Before the Court are the following motions: (1) defendant intervenors’ Motion for Disqualification and (2) defendant intervenors’ Motion for Expedited Hearing on the Motion for Disqualification.

IT IS ORDERED: that the Motion for Expedited Hearing is GRANTED.

The Motion for Disqualification is without merit under In re Placid Oil Co., 802 F.2d 783 (5th Cir. 1986). Accordingly, IT IS FURTHER ORDERED: that the Motion for Disqualification is DENIED.

The Docket doesn’t show a hearing; so, do we assume he held a hearing with himself before denying the Motion? “My horse, my horse, my kingdom for a horse!” but In re Placid Oil was not a horse Feldman could ride:

This circuit has recognized that the question of recusal is reviewable on a petition for a writ of mandamus. See In re City of Houston, 745 F.2d 925, 927 (5th Cir.1984). However, the writ will not lie in the absence of exceptional circumstances, id., and the party seeking the writ has the burden of proving a clear and indisputable right to it. United States v. Gregory, 656 F.2d 1132, 1136 (5th Cir.1981). The issue of recusal requires a sensitive weighing of the circumstances in each case and is committed to the sound discretion of the district judge. City of Houston, 745 F.2d at 927…

We are unwilling to adopt a rule requiring recusal in every case in which a judge owns stock of a company in the same industry as one of the parties to the case, and Petitioners, by showing only an indirect and speculative interest, have failed to sufficiently distinguish this case from that situation. A remote, contingent, and speculative interest is not a financial interest within the meaning of the recusal statute, cf. City of Houston, 745 F.2d at 931, nor does it create a situation in which a judge’s impartiality might reasonably be questioned.

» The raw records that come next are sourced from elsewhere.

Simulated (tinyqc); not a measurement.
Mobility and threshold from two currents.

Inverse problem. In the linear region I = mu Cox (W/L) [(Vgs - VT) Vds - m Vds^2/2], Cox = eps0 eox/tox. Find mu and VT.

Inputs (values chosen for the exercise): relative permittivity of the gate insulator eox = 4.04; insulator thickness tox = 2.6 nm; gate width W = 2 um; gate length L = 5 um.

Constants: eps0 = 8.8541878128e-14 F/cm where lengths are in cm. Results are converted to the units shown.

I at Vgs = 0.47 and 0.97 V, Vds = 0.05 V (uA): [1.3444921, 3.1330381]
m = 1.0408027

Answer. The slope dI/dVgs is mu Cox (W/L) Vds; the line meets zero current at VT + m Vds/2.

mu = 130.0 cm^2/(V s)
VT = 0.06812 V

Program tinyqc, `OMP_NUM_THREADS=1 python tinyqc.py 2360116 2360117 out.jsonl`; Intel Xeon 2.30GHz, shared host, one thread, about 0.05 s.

Aside from the thought that a judge whose conduct is subject to a Motion of Disqualification might lack “sound discretion”, Feldman’s “financial interest” could hardly be called, “remote, contingent and speculative” but Drilling Ban Judge Won’t Step Down Due to Investments: (h/t Editilla)

The judge who threw out the government’s deep-water drilling ban refused to step aside over alleged conflicts of interest because of his energy investments.

“The motion for disqualification is without merit,’’ U.S. District Judge Martin Feldman said in an order posted today on the New Orleans federal court’s website.

The Obama administration imposed a six-month ban on drilling in waters deeper than 500 feet in May in response to the worst oil spill in U.S. history, caused by the sinking of the Deepwater Horizon drilling rig off the coast of Louisiana. The Transocean Ltd. rig is leased to BP Plc.

Hornbeck Offshore Services, more than a dozen offshore service providers and Louisiana Governor Bobby Jindal sued to overturn the ban, claiming the drilling suspension is turning an “environmental disaster into an economic catastrophe.’’

Feldman threw out the ban on June 22, declaring it was overly broad and punitive to a regional economy dependent on the oil and gas industry. Feldman’s order is being appealed by the government. As the trial judge, he will preside over any future proceedings in the district court.

Environmental groups asked the judge to withdraw from the moratorium case on July 2. The organizations said they investigated Feldman’s investments after joining the case in support of the government’s attempt to restore the drilling ban.

Feldman’s Holdings

The environmentalists contend that under rules of the courts, the judge’s holdings in Ocean Energy Notes, Allis Chalmers Corp., El Paso Corp. and other offshore and energy- related companies should bar his ruling in the moratorium case.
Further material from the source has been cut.